Starting the Auction Program Test Spec
1. Module Overview
The auction program resolves bids received at an online auction site.
1.1 Inputs Three files, one describing the items up for bid on a single day, another describing the registered bidders, a third describing bids received.
1.2 Outputs List of auction winners, written to standard output.
2. Test Data
Representative Input
- At least one typical input as described in the requirements document.
That last item is our first test case.
2.3 Functional Coverage
This is a bit of a misnomer. the “function” in “Functional Coverage” has nothing to do with the idea of a C++ function. Instead it really pertains more to “functionality”.
If you look though most program requirements, you’ll see that the program is probably supposed to carry out a variety of different behaviors under various circumstances. Sometimes these behaviors are described in terms of input conditions:
For any input $x$, if $x \geq 0$, return $x$ but if $x < 0$, return $-x$.
Here we have clearly drawn a distinction between different behaviors depending upon the input values.

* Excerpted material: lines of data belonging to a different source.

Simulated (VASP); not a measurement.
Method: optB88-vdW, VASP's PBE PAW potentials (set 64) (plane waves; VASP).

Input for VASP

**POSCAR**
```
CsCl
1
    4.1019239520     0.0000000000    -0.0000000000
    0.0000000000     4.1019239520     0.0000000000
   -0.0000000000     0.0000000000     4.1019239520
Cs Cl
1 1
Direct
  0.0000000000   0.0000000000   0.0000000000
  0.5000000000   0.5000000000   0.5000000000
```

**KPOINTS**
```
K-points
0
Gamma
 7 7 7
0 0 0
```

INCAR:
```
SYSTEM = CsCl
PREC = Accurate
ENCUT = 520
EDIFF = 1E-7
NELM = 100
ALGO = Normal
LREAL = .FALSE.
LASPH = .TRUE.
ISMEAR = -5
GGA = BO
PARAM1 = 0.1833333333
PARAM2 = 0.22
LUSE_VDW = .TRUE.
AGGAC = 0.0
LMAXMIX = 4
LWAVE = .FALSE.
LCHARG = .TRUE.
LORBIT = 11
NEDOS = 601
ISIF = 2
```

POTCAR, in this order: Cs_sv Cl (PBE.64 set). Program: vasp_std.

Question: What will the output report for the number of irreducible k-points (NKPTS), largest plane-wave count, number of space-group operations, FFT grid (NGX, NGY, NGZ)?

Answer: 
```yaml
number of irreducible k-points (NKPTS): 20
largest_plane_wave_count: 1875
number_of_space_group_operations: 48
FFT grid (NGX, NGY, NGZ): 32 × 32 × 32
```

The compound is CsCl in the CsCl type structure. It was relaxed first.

In other cases, distinct behaviors are most easily identified by looking at the output requirements:
This program reads a file name from the input. It should print a single line of output
filename file-size-in-kilobytes
if the file exists but should print
filename does not exist.
if the file cannot be found.
Here we can tell from the distinct output specifications that we have two separate behaviors going on.
Now, from a purely theoretical point of view, distinct behaviors must have both distinct input pattern and distinct output patterns. I could just as easily argue that, in the above example, the two behaviors are associated with the input cases of “the input named an existing file” and “the input named a non-existent file”. But sometimes the people writing the requirements will find it easier to focus on the input conditions and sometimes on the output cases. As a tester (and coder), you have to roll with whatever they give you.
Sometimes, a behavior may be described in purely internal terms:
Apply the formula
x = x - (x*x - N) / 2
up to 1000 times until x changes by no more than $\pm 0.001$. If, after 1000 iterations, x is still changing by more than that, abort the program with message
Calculation does not converge.
In this case, if x is not an input but some value computer internally, it might be quite difficult to figure out what inputs would lead to this “does not converge” behavior. Nonetheless, as a tester, you will want to try to do so.
Functional Coverage
Choose at least one test that covers each distinct “behavior” described in the requirements.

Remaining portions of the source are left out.